December 23, 2008|Jerry Hirsch

Yet another iconic wine estate has slipped out of the hands of a historic California family.

Acquisition-thirsty Foley Wine Group of Los Olivos on Monday said it had bought Sebastiani Vineyards, a Sonoma winery that had passed through generations of family members over the span of 104 years.

A slumping market for higher-priced wine, the lack of a clear succession plan and years of division among the third generation of Sebastianis were behind the sale, according to people familiar with the transaction.

The terms of the sale of the winery and its 230 acres were not announced. But industry sources say Foley paid $50 million for the company to the families of the three grandchildren of founding patriarch Samuele Sebastiani.

"This was not a unanimous decision and it was somewhat contentious, but the family came together and decided in a collegial manner," said Don Sebastiani, who represented one of the three family branches in the sale. He declined to say how he voted or offer more details.

Similar issues have tripped other famous California wine families. Infighting among Robert Mondavi and his sons combined with poor management and financial choices to force the $1-billion sale of the landmark Napa Valley winery to Constellation Brands Inc. in 2004.

In 2002, E. & J. Gallo Winery bought the Louis J. Martini winery from the Martini family.

Founded 75 years ago, the brand was once one of California's most respected.

But the family was unable to keep pace with shifting tastes -- such as the growth in white Zinfandel -- and increased competition from within California and imports.

That year, Gallo bought the Mirassou brand from one of the oldest winemaking families in the U.S. At the time, fifth- and sixth-generation family members worked at the winemaker.

"Most of these old-name family wineries have struggled with generational change," said Vic Motto of Global Wine Partners, a St. Helena, Calif., investment bank that specializes in wine industry transactions. "It is hard for the children to take over from a strong entrepreneurial patriarch."

Sebastiani Vineyards sells about 280,000 cases of wine annually, which deprives it of the heft of a mass-market producer as well as the cachet and nimbleness of a small artisan or boutique vintner, Motto said.

With the acquisition, Foley Wine Group will increase its sales to about 500,000 cases across multiple labels.
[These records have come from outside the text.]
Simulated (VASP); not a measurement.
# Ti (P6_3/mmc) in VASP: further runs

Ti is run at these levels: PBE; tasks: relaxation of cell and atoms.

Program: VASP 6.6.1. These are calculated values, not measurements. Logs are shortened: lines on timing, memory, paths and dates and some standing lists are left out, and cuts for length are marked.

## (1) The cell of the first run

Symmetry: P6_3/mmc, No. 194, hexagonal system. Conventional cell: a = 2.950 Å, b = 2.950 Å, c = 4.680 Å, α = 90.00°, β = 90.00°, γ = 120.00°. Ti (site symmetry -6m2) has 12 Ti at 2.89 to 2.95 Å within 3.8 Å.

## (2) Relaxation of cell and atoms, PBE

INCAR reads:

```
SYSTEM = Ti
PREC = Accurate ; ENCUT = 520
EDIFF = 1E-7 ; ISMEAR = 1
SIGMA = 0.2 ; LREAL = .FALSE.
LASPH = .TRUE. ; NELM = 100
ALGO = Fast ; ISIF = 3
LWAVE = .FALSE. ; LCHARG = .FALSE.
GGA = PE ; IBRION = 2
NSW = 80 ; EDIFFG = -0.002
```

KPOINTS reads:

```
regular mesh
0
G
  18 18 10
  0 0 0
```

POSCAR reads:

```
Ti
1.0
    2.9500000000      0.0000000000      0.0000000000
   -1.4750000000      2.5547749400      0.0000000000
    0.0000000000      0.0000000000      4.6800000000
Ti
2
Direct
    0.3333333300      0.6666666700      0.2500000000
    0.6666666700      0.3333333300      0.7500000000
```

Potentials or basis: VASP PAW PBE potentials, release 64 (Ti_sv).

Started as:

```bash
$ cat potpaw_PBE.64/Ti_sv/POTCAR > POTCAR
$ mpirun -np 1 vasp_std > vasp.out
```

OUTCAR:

The company is a comparatively new creation of William P. Foley II, founder and chairman of Fidelity National Financial Corp., a multibillion-dollar title insurance and claims-management services company based in Jacksonville, Fla.

Foley launched his first wine venture only 11 years ago, buying a small winery in Ballard, near Santa Ynez, and renaming it Lincourt. Within a year, he bought a 460-acre horse ranch close by in the Santa Rita Hills that he renamed Foley Estates Vineyard & Winery.

Since then, Foley has bought Firestone Vineyards, another family winery, and hundreds more vineyard acres in the Santa Rita Hills. This year, he bought Three Rivers Winery in Walla Walla, Wash., and Merus, an expensive, cult Cabernet Sauvignon maker in Napa Valley.

"I really like the wine business, and as a buyer there are some winery opportunities that are going to develop over the next 12 months," said Foley, who divides his time among his Florida title insurance business, a ranch in Montana and his California wine holdings. But he concedes devoting an increasing amount of his attention and his millions to wine.

"I needed to be bigger so that we have leverage in dealing with wine distributors. Sebastiani should get me there, and now I just need to consolidate distributor relationships in all the different states," Foley said.

He had held on-and-off talks with the Sebastiani clan for the last six months.

The winery dates its founding to 1904, when Samuele Sebastiani, an immigrant from Tuscany, Italy, bought vineyards in Sonoma County.

His son August Sebastiani and August's wife, Sylvia, took over the winery in 1944 and set about increasing the company's production, in part by marketing premium varietal wines in popularly priced magnums, bottles that hold twice the amount of the typical 750-milliliter wine container.

After August died in 1980, Sylvia became chief executive and named Sam, the eldest of her three children, president. Their business relationship was contentious, however, and she ultimately fired him amid conflicting visions for the company. She replaced him with her youngest son, Don, a former California state legislator, in 1986 and stepped down from her position as chief executive. She remained the majority stockholder until her death in 2003.

Under Don, sales grew fourfold to about 8 million cases annually, but he resigned in 2001 after selling off the company's giant Vendage and Talus mass-market brands and Central Valley winemaking operations for $295 million. The firm retrenched, rebuilt its original winery and turned its focus to premium Sonoma County wines.

Control of the business passed to his sister, Mary Ann Sebastiani Cuneo, the current chief executive. Her husband, Richard A. Cuneo, is chairman and their son, Marc, is director of grower relations.

Don started a winery under his own name in 2001. Don Sebastiani & Sons is now one of the state's 15 largest wineries, selling the Smoking Loon and Pepperwood Grove brands.

The Sebastiani Vineyards sale comes as the market for higher-priced wine sags because of the recession. Sales of wine priced $15 and above dipped about 3% in the four weeks ended Nov. 15 compared with the 2007 period, according to Nielsen Co., which tracks retail scanning data.

Foley thinks the slump will help him make more winery purchases, he said. "I think prices for wineries are moving my way."